This decision prompted the soon-to-be disgraced Madoff to admit (post revelations of his fraud, unlike Bankman-Fried) that the entire investment arm of his major Wall Street firm had been a Ponzi scheme, and that investors had been having their investments stolen, and profits had simply come out of new investments being paid back out.
The scandal rocked the already careening Wall Street markets, and investors eventually sued for losses of as much as $65 billion. However, regulators and financial experts insisted they would learn from these mistakes and such major frauds and illegal activity would never be allowed to happen again. The major Dodd Frank financial legislation involved language to strengthen regulators teeth in cases like this, and most importantly Bernie Madoff was punished significantly, eventually condemned to 150 years in prison, serving notice to anyone inclined to commit huge financial fraud that society would serve a heavy penalty. Madoff died in prison on 14 April, 2021.
However, surely there hadn’t been any previous example of fraud that regulators and experts might have learned from to prevent a major destructive and expansive Ponzi scheme like this?
In the summer of 2001, as investment markets were still reeling from the major effects of the bursting of the dot com bubble, an SEC investigation was finishing up into some fishy going-on’s at a private investment club led by a scientologist known as Reed Slatkin. A founder of one of the world’s largest contributors to the platform the dot com bubble could grow on, EarthLink, Mr. Slatkin had been running a scheme for over 15 years, where he would take the money given to him by his good friends on Wall Street and in Hollywood, and invest it to get everyone a bit more dough. Because apparently they needed it. Presumably to invest in more dodgy .com’s.
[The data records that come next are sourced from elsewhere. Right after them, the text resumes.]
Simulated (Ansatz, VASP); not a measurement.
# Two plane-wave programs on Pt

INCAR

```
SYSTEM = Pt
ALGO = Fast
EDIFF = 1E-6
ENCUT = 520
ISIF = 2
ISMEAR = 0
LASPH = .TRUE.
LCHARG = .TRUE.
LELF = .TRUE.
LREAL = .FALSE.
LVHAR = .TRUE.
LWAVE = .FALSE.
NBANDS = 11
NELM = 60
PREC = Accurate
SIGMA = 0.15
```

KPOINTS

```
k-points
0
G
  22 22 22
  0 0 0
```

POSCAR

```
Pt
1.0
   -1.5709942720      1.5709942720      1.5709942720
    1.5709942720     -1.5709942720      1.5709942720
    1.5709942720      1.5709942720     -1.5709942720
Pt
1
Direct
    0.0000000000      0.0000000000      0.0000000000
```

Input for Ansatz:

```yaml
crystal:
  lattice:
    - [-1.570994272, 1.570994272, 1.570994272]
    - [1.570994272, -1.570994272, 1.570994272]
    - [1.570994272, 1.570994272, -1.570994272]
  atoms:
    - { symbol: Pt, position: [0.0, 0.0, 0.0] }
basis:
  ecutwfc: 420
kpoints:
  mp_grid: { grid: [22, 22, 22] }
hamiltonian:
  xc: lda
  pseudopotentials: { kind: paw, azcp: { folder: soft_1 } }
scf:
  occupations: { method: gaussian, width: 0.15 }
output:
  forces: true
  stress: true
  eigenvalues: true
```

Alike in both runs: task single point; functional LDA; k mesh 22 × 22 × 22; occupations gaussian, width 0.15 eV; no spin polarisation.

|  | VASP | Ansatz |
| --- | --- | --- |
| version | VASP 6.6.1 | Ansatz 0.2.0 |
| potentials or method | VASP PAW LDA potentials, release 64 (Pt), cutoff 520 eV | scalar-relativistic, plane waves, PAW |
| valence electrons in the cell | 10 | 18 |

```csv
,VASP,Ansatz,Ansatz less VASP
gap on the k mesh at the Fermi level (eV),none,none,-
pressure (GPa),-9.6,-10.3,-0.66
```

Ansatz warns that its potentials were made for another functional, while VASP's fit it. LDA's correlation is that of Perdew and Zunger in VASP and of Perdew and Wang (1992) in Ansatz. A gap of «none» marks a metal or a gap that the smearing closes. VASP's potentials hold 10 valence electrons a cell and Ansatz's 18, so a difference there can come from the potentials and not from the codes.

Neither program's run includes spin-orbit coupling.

Turns out though that Slatkin had not wanted the work and risk of properly investing his friend’s cash, and so simply paid back his friends with the money he could get from his other friends wanting in on this investment scheme. What began as a fun bit of financial speculation amongst friends would become a 15 year fraud that cost investors a total of nearly $600 million. The SEC somehow allowed Slatkin to carry on this scheme for over a decade and a half, and as it was revealed Slatkin’s only saving grace (per regulators who hadn’t acted) was that he had largely just screwed over the ever-unpopular Hollywood liberal elite. (Just a bit of fun between friends - including the poor guy who made the movie ‘boiler room’!!).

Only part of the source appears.